Greek tourism is breaking records left, right and center this year as arrivals from abroad are much higher than at rival destinations.
All signs in 2014 point to figures above last year’s record of almost 20 million tourists, including cruise visitors, with Civil Aviation Authority data that Kathimerini has seen showing a 21 percent increase in air arrivals in the first four months of the year.
Total arrivals from abroad at the country’s airports amounted to 1.81 million in the January-April period, compared with almost 1.5 million during the same period of 2013. Notably, the largest share of this rise was at Athens International Airport.
The arrivals figure for all Greek airports last month was even more impressive, as the number of tourists visiting the country posted a 33.9 percent rise compared with April 2013.
Particularly encouraging is the fact that domestic air traffic is also showing signs of recovery, with domestic flight arrivals in the first four months of 2014 rising by 9.7 percent year-on-year to reach 1.42 million. Domestic arrivals increased by 29.8 percent in April alone.
The gradual restoration of Greece’s image as a destination in foreign markets has been one of the main reasons for tourism’s return to positive territory. The negative reports that dominated the international media in 2012 have been replaced by favorable articles about Greek tourism since last summer. The remarkable increase in available air seats to Greece has also had a positive contribution.
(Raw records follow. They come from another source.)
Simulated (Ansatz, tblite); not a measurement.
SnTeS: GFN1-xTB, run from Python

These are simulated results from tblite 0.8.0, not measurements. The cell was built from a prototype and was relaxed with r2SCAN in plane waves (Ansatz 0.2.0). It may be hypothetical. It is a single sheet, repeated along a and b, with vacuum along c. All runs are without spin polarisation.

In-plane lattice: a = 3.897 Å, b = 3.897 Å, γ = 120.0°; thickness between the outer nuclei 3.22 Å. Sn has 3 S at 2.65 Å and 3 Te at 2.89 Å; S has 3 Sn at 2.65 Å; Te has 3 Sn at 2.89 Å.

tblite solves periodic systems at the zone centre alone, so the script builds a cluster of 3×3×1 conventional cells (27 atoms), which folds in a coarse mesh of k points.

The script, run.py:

Other reasons that have helped Greek tourism’s spectacular rebound are the maintenance of hotel rates at competitive levels – based on contracts signed last year with foreign tour operators – and international groups’ rekindled interest in tourism investments and cooperation agreements in Greece.
Bookings from virtually all of the main markets are showing a significant increase, with the only concern being Russia.
There had been a strong rise in Russian arrivals during the first few months of the year, but since then there has been a marked slowdown.